Saint Xavier University’s (SXU) Professor of Geochemistry and Physical Science Christopher I. Chalokwu, Ph.D., FGS, FGSA, is the recipient of the NMGS/MOSUNMOLU/IFATUROTI Medal from the Nigerian Mining and Geosciences Society. The award ceremony was held in Abuja in March.
According to the Nigerian Mining and Geosciences Society, “This award is given to any Mining Engineer/Earth Scientist of any nationality who has made consistent and excellent contribution to the general area of Mining and the Geology of the African Continent.” The award prize is a gold medal and a plague cast in polished rock/marble.
Prof. Chalokwu was cited for his research on the metamorphism and thermobarometry of the Pan African Domain of Ghana, Togo and Dahomey; the petrology and geochemistry of tin-bearing granites of Nigeria; and magma dynamics of the Freetown layered complex of Sierra Leone using radiogenic and stable isotopes, which lead to the recognition of isotopically distinct magma pulses. Prof. Chalokwu was editor for the journal Africa Geoscience Review and the Journal of African Earth Sciences (Elsevier), and in 1994 was the founder of the Pan African Geology International working group for the Geological Society of America.

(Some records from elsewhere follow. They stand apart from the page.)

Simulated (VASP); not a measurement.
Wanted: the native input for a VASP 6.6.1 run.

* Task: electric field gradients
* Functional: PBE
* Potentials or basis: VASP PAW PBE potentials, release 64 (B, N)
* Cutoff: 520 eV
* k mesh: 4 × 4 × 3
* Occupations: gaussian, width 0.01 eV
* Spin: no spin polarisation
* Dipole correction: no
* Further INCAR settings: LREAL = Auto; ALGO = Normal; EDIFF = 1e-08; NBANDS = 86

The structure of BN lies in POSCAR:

Prof. Chalokwu received the Ph.D. in geology and geochemistry from Miami University in 1984. After a postdoctoral fellowship at Miami University, he joined Auburn University in 1985 as a faculty member and rose to the rank of professor of petrology in 1995. He received a U.S. Senior Fulbright Fellowship in 1990 to teach at the University of Ghana, Legon, and conducted research on the Dahomeyide Orogenic Belt with geology faculty and students of that university. From 1994 to 1996, he was an external examiner for the study of the bushveld complex at the University of the Witwatersrand in Johannesburg, South Africa. He became the founding dean of the School of Arts and Sciences at Benedict College in South Carolina in 1996, was vice chancellor at the University of Tennessee before joining Saint Xavier University in 2001 as vice president for Academic Affairs. He is an elected fellow of several scientific societies.